The worst storms to slam southern US states in years flattened buildings and overturned vehicles, with intense tornados and floods leaving a trail of destruction and 190 people dead
The worst storms to slam southern US states in years flattened buildings and overturned vehicles, with intense tornados and floods leaving a trail of destruction and 190 people dead.
The severe weather killed 128 people in Alabama on Wednesday alone, authorities said, and President Barack Obama said Washington would be rushing assistance to the battered southeastern state.
States of emergency were declared in Alabama, Arkansas, Georgia, Kentucky, Mississippi, Missouri, Tennessee and Oklahoma, and governors called out the National Guard to help with rescue and cleanup operations.
The National Weather Service (NWS) had preliminary reports of more than 300 tornados since storms began Friday, including more than 130 on Wednesday alone.

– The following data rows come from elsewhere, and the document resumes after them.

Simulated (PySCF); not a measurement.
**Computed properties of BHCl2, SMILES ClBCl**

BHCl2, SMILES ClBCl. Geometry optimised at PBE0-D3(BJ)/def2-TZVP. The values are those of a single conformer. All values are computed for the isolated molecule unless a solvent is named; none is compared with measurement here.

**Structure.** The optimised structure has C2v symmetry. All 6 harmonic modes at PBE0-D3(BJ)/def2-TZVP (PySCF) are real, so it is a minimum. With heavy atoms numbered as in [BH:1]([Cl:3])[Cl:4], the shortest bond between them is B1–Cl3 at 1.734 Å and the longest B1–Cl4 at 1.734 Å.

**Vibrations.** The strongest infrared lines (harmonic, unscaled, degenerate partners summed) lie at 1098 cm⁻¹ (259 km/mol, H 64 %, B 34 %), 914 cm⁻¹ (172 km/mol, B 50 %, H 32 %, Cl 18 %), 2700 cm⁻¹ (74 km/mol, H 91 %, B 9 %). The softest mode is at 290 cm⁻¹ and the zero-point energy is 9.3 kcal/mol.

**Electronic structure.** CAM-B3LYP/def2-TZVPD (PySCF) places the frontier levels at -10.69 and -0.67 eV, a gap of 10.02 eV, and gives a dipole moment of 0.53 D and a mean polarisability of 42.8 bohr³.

The Tuesday-Wednesday storms are believed to be the deadliest US natural disaster since Hurricane Katrina of 2005, and Accuweather.com said the tornados were the worst since 310 people were killed on April 3, 1974.
The NWS issued a rare "high-risk" warning of tornados, hail, flash flooding and dangerous lightning for parts of Alabama, Georgia and Mississippi. It warned that severe weather could also strike 21 states from the Great Lakes down to the Gulf Coast and across to the Atlantic, and tornados were reported as far east as Virginia and Maryland.
The death toll was set to rise as skies are not expected to clear until late Thursday or Friday, and there will be little time to mop up, as another major storm system is forecast to bring heavy rain and high winds on Saturday.